On Tuesday's episode of "The Dr. Oz show," a host of experts will sit down to discuss the Chris Watts murder case in a series of new interviews.

Currently, Watts is serving multiple life sentences at a Wisconsin penitentiary for killing his wife, Shanann, and their two young daughters, Bella, 4, and Celeste, 3 on Aug. 13, 2018. In a series of sneak peek videos sent to International Business Times, a series of experts discuss the murders with the talk show host, as does "Letters form Christopher" author, Cherlyn Cadle. 

During Cadle's interview, she takes a deeper look at the letters he sent to her from prison and the chilling details which they contained. She recounts to Dr. Oz how Watts described to her the night the murders took place and reveals the details about how after he killed Shanann, Watts' daughters got back up from their beds after his initial attempt to smother them and began to question what was going on. 

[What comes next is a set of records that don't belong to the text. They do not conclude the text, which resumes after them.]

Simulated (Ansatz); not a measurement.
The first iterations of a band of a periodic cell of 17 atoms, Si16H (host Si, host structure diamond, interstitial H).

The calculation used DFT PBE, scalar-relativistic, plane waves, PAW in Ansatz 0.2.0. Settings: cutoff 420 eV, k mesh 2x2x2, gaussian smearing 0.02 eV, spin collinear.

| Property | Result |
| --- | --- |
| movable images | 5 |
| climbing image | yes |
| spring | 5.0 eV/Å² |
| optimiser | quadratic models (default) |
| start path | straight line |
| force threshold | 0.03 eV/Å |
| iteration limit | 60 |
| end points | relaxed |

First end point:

"Bella, the oldest one, was crying. She had obviously been traumatized. She had bruises, above her eyes, and you could tell she had been traumatized. Also, Cece was more confused. She was awake, the younger one," Cadle tells Dr. Oz.

READ: Chris Watts Update: Investigator, Detective Discuss Dealing With Trauma A Year Later

The episode will also feature discussions with crime correspondent Melissa Moore and investigative correspondent Mara Schiavocampo, who will give their thoughts on Watts' argument that a demon had possessed him on the night of the crimes.

"He's claiming a demon or an evil, a darkness came into him. He says it in the letters," the host states, to which Moore replies, "That's manipulation."

Schiavocampo then replies, "... The idea that a demon possessed him in a temporary way and that he's now free of that and filled with the spirit of God is really unbelievable, and the reason for that is that he doesn't seem to be remorseful." Later on, she adds, "This man seems to only care about himself, his image, and his future, which he seems to think one day will involve freedom. This man is a narcissist."

As for the signs that were potentially overlooked, Dr. Oz also asks forensic criminologist Dr. Casey Jordan his opinion on the matter.

"Well, we always look for signs of violence after the fact, the kind of Monday morning quarterbacking. A lot of people always say there have to be signs, and we think of serial killers and that trifecta of torturing animals and bed wetting and fire setting, none of that existed for him because his psychology is actually nothing like a serial killer," the expert states.

"It's not?" Dr. Oz asks.

"... They're really mass murderers. We call them family annihilators," Jordan replies.

After discussing how these men differ in that they really commit the crimes as a way to "start over anew," he then reveals that there tends to be a belief among these kinds of men that if they "could just get rid" of their family then they could be with their mistress. 

As for Watts' life in prison, sources have revealed that the murderer is in "his own private hell" as he serves his time. However, he reportedly continues to receive "female admirers" while behind bars.